Classroom 2.0 - 62 views

    • Justin Shorb
       
      How many members of the Diigo Ed group are using this forum? I don't want to be overwhelmed by too many social networking groups that I become inundated with too much information to be a truly participating member of any of them. I like the Diigo Ed group, so far!
    • Monika King
       
      I enjoy reading the items in the Forum, but I have yet to contribute.
    • Meredith Johnson
       
      I find the two forums match very well for what my interests are in education.
    • Deb White Groebner
       
      While I am new to the Diigo Ed group (and like it so far), I joined CR 2.0 a year and a half ago and have thoroughly enjoyed the conversations, info, and (especially) the webinars! Lots of good sharing all around.
    • Antwon Lincoln
       
      Just a wonderful resource for all who are in to connecting classrooms with technology!
    • Phil Taylor
       
      I also belong to Diigo in Education as well as four of EDTech type groups, as well as one that I have created for my school.
    • Gerald Carey
       
      I also can see different uses for these two forums.
    • Susan Wanke
       
      I've been using Diigo and the group Diigo in Education for quite some time, but Classroom 2.0 is active with tons of ideas for all of us.

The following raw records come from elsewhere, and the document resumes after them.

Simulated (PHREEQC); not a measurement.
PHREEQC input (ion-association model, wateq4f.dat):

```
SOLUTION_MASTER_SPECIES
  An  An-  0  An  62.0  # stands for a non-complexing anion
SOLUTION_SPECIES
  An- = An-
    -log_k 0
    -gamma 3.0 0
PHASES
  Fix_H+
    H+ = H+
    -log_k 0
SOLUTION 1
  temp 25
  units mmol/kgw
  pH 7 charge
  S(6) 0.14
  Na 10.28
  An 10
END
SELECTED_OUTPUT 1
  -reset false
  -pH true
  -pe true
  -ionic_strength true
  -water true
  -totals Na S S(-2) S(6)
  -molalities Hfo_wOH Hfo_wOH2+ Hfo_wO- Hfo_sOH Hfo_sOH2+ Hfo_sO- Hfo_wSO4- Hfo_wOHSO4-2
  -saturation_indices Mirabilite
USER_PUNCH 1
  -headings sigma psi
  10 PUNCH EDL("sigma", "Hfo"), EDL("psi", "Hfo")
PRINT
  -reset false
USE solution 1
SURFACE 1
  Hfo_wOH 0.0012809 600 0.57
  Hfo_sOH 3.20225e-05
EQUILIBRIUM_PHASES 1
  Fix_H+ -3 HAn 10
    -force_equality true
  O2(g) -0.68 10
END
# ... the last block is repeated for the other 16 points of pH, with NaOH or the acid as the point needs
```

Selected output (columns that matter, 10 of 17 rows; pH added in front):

  • social network for those interested in Web 2.0 and Social Media in education
  • Classroom 2.0 is a free, community-supported network. We especially hope that those who are "beginners" will find this a supportive comfortable place to start being part of the digital dialog. Because of spammers, we have to approve all memberships here. While your membership is pending you are still welcome to peruse the site or attend any events!
    • Molly Hinkle
       
      I'm wondering how the value of this will balance with the time required to do it right!
    • Karen Polstra
       
      Me too.  I just joined.  We will see.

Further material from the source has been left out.